My Spy The Eternal City is the not-so-long-awaited sequel to My Spy. The original film, which starred Dave Bautista as a CIA agent teamed with Chloe Coleman as a precocious 9-year-old girl, worked well within the formula of action hero and child. Schwarzenegger had Kindergarten Cop, Diesel had The Pacifier, The Rock had The Game Plan, Jackie Chan had The Spy Next Door, and now Bautista has My Spy. Most of these films never got sequels, and for good reason. However, director Peter Segal returns to turn My Spy into a franchise with disappointing results.
My Spy The Eternal City – Official Trailer | Prime Video
This sequel brings back Bautista and Coleman as JJ and Sophie, respectively. JJ has gotten used to being Sophie's stepfather, but Sophie reaches a rebellious age in her adolescence. She changes and becomes more concerned with asking the boy she has a crush on to dance. This is a good setup for a sequel, but the problem with My Spy The Eternal City is how it struggles to balance serious action with a childish premise. The original film had the same problem of being a PG-13 action film with a silly concept. This film, however, is committed to the action genre and doesn't do it well.
The opening act sends our characters on a school trip, with JJ as chaperone. It takes a while for the villain plot to connect to the main story, but once it does, our movie is in motion. The premise feels like a less fun version of Spider-Man: Far From Home . Far from Home worked because it balanced the tone between fun and serious. My Spy The Eternal City doesn’t work because the humor generally feels poorly timed. The sequences lack tension to begin with, but once a joke is thrown in, all tension disappears.
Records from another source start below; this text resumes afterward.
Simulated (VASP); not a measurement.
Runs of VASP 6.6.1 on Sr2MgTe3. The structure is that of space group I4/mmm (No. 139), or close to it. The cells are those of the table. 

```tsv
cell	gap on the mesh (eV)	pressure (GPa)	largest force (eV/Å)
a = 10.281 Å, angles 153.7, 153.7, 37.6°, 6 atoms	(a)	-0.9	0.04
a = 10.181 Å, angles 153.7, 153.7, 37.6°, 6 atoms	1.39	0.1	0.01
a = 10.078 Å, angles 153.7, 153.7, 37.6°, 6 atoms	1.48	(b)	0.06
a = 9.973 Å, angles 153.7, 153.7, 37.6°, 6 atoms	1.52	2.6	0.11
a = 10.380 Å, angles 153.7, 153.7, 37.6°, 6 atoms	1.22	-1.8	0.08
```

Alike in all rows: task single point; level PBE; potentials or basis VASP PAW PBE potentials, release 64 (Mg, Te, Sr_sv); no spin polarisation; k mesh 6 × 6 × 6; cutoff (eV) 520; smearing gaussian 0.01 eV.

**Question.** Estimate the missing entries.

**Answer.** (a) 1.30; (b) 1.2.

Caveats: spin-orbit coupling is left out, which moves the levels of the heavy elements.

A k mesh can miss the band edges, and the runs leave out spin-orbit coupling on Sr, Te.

With the first act feeling like a Disney Channel coming-of-age adventure comedy, the transition into this action-thriller plot feels odd. The screenplay from writers Jon Hoeber, Erich Hoeber, and Segal intentionally ups the stakes from the first film. While it makes sense to up the stakes in a sequel, it still feels like we’re watching a cheaper version of a better film, especially with how it weaves its childish plot together. Parts of the finale feel inspired by Mission: Impossible – Fallout , with the film’s desperate desire for a giant nuclear plot feeling particularly out of place here.